As it goes, there are few stores or store concepts that are new to me, especially ones entering the Tampa market. H&M just entered our market…10 years after it debuted in New York. It’s fast-fashion model means the products are cheap and unapologetically low-quality.
Zara has been here for a year and change. Recently-opened Henri Bendel, however, is an anomaly. Established in 1895 as a high-end department store and later specializing in mid-range ready-to-wear, accessories, shoes, and cosmetics (less exclusive than Saks, more than Macy’s), the name has been long-associated with the single city girl with disposable income.
According to Wikipedia, the store was the first to bring the designs of Coco Chanel to the U.S. from France, and has carried influential brands like Diane von Furstenberg, Anna Sui, and Rick Owens in its Manhattan flagship location. After being purchased by Limited Brands, the store dropped ready-to-wear and now focuses on accessories, shoes, cosmetics, and gifts. Currently, the New York flagship carries a range of brands (Kooba, Botkier), as well as the eponymous line.

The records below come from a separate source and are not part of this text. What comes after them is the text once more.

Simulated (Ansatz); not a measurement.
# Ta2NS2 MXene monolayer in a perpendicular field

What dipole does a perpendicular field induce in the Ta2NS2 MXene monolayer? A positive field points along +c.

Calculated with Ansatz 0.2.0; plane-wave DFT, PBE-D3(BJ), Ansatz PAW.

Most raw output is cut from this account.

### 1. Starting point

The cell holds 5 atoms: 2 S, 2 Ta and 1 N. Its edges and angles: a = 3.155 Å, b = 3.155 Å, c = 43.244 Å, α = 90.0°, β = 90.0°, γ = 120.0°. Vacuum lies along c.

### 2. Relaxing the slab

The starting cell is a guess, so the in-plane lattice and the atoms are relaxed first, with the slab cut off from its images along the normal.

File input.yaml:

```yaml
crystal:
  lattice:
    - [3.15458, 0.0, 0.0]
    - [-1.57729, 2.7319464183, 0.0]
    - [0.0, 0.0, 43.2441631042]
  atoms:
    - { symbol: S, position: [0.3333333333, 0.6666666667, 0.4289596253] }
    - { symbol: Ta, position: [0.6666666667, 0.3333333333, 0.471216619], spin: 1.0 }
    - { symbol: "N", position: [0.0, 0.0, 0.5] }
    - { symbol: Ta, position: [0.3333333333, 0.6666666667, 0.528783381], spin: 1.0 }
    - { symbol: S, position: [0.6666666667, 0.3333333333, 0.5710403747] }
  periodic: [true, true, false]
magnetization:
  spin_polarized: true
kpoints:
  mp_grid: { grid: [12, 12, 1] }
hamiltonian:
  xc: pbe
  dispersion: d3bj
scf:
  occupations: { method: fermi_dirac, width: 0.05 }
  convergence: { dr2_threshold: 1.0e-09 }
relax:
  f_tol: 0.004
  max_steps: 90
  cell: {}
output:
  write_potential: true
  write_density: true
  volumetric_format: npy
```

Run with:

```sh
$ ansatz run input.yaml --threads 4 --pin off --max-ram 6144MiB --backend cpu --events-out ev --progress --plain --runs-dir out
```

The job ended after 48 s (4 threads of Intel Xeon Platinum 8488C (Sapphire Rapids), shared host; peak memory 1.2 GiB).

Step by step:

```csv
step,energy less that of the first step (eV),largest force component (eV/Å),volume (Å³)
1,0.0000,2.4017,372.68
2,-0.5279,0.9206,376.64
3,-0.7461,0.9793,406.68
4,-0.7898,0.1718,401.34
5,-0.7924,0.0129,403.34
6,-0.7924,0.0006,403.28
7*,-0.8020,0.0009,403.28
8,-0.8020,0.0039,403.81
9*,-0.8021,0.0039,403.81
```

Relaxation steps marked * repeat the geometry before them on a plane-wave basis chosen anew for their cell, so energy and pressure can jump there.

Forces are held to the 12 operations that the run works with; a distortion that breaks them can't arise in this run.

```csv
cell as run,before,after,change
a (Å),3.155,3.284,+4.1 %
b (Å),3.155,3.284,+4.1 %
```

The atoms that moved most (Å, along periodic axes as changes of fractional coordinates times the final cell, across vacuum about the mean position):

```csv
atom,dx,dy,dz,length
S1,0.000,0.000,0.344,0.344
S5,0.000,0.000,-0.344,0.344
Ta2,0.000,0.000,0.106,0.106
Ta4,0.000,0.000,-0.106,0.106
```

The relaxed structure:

In Tampa, the freshly minted glossy-black store carries only the house line, which is made up of high-quality leather, canvas, and nylon accessories in a range of colors and textures, as well as gifts and other accessories. The Henri model is akin to Saks Fifth Avenue opening smaller-sized boutique stores and selling only its house line of clothing and accessories. Now and into the future, it seems many clothing brands are blending their role as the producer and the provider. J.Crew sells Ray-Ban sunglasses. MR PORTER sells J.Crew clothing and accessories. Barney’s sells a house line, as does Saks Fifth Avenue. What’s to stop either store from opening up small-scale stores and selling only their house line? A compelling concept for emerging markets where any stigma attached to a house line vs. a designer brand may not exist.
In any case, I went and poked around Henri Bendel last weekend and really liked it. Although they have nothing for men, their offerings are on about the same price level as Coach and Kate Spade, but the designs are less reliant on logos or bright colors…and more on shining, glittering, glossy touches that GLINT in the evening light. They feel big city…they feel like New York.
I hope the store stays, and I hope it works.
*In an interesting twist, each non-New York store location comes with a City Guide…found here for Tampa. Their choices are not what a native would have chosen, so I wonder where they sought advice on what is good. Cool idea, though…personalizing their Tampa existence.